The Mayers were pioneer collectors of Mexican art; they became interested in the genre in the 1970s, when such work elicited little interest in the market. There were bargains to be had, and the Mayers snapped up significant items at a breathtaking pace. They were guided by the late Robert Stroessner, a visionary curator in the New World department at the DAM from the late '60s until his death from AIDS in the early '90s. Pierce credits Stroessner's efforts and the support, in so many ways, of the Mayers for making Painting a New World a reality. The Mayers are also why, despite the limited popular appeal of the show, it was feasible to do; their financial support means that the cost of the exhibit really doesn't need to be offset by ticket revenues.
Painting a New World is accompanied by a scholarly catalogue written by Pierce, along with Rogelio Ruiz Gomar and Clara Bargellini, both from the Universidad Nacional Autónoma de México. The catalogue is a valuable resource for such a little-known branch of art history. The story of New Spain is laid out, with the authors starting at the beginning and ending at the end. That sounds sensible, doesn't it? It's a shame the show doesn't follow that same format. Instead, as usual for the DAM, the pieces in Painting a New World are not arranged chronologically, but according to themes.
I've said it before, but I need to say it again: When a show is hung in a thematic, free-form way, as Painting a New World is, the historical message is hidden and therefore missing in action. What makes this so very irksome to me is that I don't think it helps attract viewers, which is ostensibly why these blockbusters are done. Art history is seen as a turnoff by focus groups. But you know what? I don't think they represent the people who actually see shows like this. I think those who do see them want to know their history and therefore their meaning. It's perverse, but the DAM persists in pitching shows to the people who don't go to see them while ignoring the ones who do. One thing I'm sure of is that this was out of Pierce's control.
The paintings displayed up front are not the oldest but are those that got the highest scores with focus groups or that make a point. So the strong suit of the thematic displays is the visual appeal and narrative content. And that's what we see in the first of many galleries devoted to Painting a New World: beautiful objects that convey a message.
Straight ahead is a true show-stopping moment, an oil-painted screen by an unknown artist titled "Garden Party on the Terrace of a Country Home" done somewhere between 1730 and 1750. Notice the anonymous attribution and vague date. Many items are so identified because there was little interest in this material until lately, and so much of the information about the artworks had scattered to the four winds. Now that there's increasing interest in the topic, many of these historical art mysteries may be solved by future scholars.

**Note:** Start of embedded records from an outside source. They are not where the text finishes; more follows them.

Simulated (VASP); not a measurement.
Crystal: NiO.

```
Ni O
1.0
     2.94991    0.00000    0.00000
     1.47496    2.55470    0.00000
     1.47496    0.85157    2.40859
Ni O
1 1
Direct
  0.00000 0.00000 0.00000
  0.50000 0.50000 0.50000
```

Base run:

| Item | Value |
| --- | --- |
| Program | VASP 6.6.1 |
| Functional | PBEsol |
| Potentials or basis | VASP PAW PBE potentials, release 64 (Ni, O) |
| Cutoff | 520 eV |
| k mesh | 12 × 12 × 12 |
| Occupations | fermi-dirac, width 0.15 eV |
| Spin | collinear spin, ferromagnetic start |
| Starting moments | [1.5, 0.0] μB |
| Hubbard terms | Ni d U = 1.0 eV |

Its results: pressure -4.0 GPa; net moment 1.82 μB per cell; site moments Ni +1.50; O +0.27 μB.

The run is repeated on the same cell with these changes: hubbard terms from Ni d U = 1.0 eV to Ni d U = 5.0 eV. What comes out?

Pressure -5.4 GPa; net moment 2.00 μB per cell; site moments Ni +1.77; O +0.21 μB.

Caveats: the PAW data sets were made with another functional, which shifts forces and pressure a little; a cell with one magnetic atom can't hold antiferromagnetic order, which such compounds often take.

The screen is gorgeous, with the party-goers depicted in the panels, below which are smaller panels decorated with floral patterns. Not only is the screen form clearly Chinese-inspired, but the piece almost looks like it was made in China. The message such an object provides is that Asian art was an important early influence in Mexican art, something I didn't know before. Curator Pierce points out that Mexicans were being exposed to Asian art before most of Europe, because the ports of Mexico were stopping-off points for Spanish trading vessels coming from the Philippines, another Spanish colony.
Also in the first gallery are formal portraits hung as though they were pairs, though they are not. "We've put paintings together as pairs throughout the show," says Pierce, explaining that this was done for didactic reasons. One of two pairs in the first gallery is "Portrait of Moctezuma," from 1680 to 1691, an oil on canvas attributed to Antonio Rodríguez, and "Portrait of Don Matías de G´lvez y Gallardo," by Andrés López, which is from the 1790s. Pierce points out that Moctezuma looks like an American Indian, and Don Matías looks like George Washington, which she hopes will link the little-known Mexican experience to the better-known story (to Denver museum-goers, anyway) of the settlement of the United States.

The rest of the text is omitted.